Aristotle’s list of emotions and definitions is very Greek and not quite what we would produce. In addition to anger and calm, he analyzes “friendly feeling” versus enmity, fear versus confidence, shame versus shamelessness, kindliness versus unkindliness, pity (which he notes could be paired with either indignation or envy as opposites), “being indignant” (which is related to a number of other emotions), and finally envy, which is seen as desiring the good that others have, contrasted with “emulation,” which is also a state of desiring what others have but working to acquire these goods. Thus “envy” is negative and unproductive and “emulation” is a positive striving.

There is quite a bit of overlap and things don’t fit together neatly in the way that Aristotle usually attempts. However, these emotions are all rhetorically useful. Kennedy notes that Aristotle saw the emotions as moods or temporary states that “arise in large part from perception of what is publicly due to or from oneself at a given time” and thus affect judgment (124).

Social Standing and Emotions

The root cause of negative emotions according to Aristotle is disparities in social standing. We are angry if we are insulted by someone we consider a social inferior. We are envious of someone who possesses goods that we think we deserve. We have enmity or hatred toward a person who is from an unrespectable group, such as criminals or beggars. All of these emotions are about a disturbance in the social calculus. Aristotle doesn’t include emotions such as love or sadness, or grief, because unlike Plato, who sees rhetoric as the “art of leading the soul to truth by means of words,” he sees rhetoric mainly as a one-to-many enterprise for persuading groups. Thus emotions that are essentially individual mental states are not rhetorically useful.

Even fear has a social dimension. Aristotle says “If fear is accompanied by an expectation of experiencing some destructive misfortune, it is evident that no one is afraid if he is one of those who thinks he will suffer nothing; people fear neither things they do not think they will suffer nor other people by whom they do not think they will be harmed” (141). Fear is often fear of others, but if social relationships are in order, we have nothing to fear.  Aristotle acknowledges that it may help the speaker’s case to make the audience fearful.

Some who emailed me mentioned states of mind such as indifference or apathy. “Apathy” is literally the absence of emotion. If the audience is in this state, the rhetorical move is likely to be to make them feel something.

A Revised List of Questions

So, how can we help students navigate the range of possible emotions beyond anger? Robby Ching suggested modifying my questions a bit:

Analysis Questions

  • Who is my audience? How do they define themselves?
  • What do they already believe about my topic?
  • What do they value?
  • What do they desire?
  • What is their state of mind? What emotions do they feel?
  • What makes them feel that way?
  • Who makes them feel that way?
  • What are their reasons (arguments) for feeling that way?

Strategy Questions

  • How can I find common ground with this audience?
  • How can I present myself as someone they will listen to? (ethos)
  • If they feel negatively about my argument, how can I make them feel more positively?
  • What emotion would put them in a better state of mind for my purposes? (This is where Aristotle’s threefold analysis comes to bear: state of mind, target of emotion, and grounds for emotion )
  • How can I present my arguments in a way that will make them more receptive?
  • How can I make sure I don’t make them feel even more negatively?
  • How can I be persuasive with this audience without compromising my own beliefs and values?

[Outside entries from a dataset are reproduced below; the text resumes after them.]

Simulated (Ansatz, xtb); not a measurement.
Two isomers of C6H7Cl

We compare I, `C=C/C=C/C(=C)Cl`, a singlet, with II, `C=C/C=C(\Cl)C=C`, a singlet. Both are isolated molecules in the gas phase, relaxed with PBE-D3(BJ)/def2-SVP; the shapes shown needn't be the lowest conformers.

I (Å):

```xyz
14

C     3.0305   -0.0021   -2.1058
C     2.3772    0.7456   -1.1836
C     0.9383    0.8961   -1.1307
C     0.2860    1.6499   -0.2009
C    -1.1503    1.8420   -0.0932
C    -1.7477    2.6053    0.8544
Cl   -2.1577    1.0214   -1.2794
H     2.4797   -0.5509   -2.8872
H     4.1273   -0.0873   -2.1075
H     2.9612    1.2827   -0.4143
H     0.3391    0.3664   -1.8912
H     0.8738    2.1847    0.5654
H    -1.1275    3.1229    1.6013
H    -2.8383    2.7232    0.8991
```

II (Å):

My analysis here goes a bit beyond Aristotle. Aristotle is basically talking about creating emotional states that are conducive to the speaker’s argument. I am expanding on this idea to include an analysis of the audience’s present state of mind.  The whole process looks like this:

  • What does my audience feel now?
  • Is this emotion conducive or not conducive to the reception of my argument?
  • What emotional state would be more conducive?
  • How can I create that emotional state?

The most important feature of all this analysis, however, is to help students think more deeply about their audiences. In many ways, the audience is an important writing partner that helps us know what to say and how to say it. The audience is an essential part of the creative process.

Teaching Story Craft

When I first started teaching the science fiction class at the university, I struggled with what sort of paper I could expect from the students.  Because it was a G.E. course, I had a lot of aspiring engineers and scientists in the class and very few English majors.  I couldn’t expect them to know how to do close reading or apply literary theory.  My solution was to teach them story craft.   First, we talk about how science fiction starts from a “What if?” question, imagining a world with a fundamental change of some kind, often regarding new technology.  Then we talk about character, setting, plot, and style. As I continued to teach the course, I added some material about the difficulties of exposition, point of view, and verb tense.  Then I added some discussion of different ways of representing dialogue.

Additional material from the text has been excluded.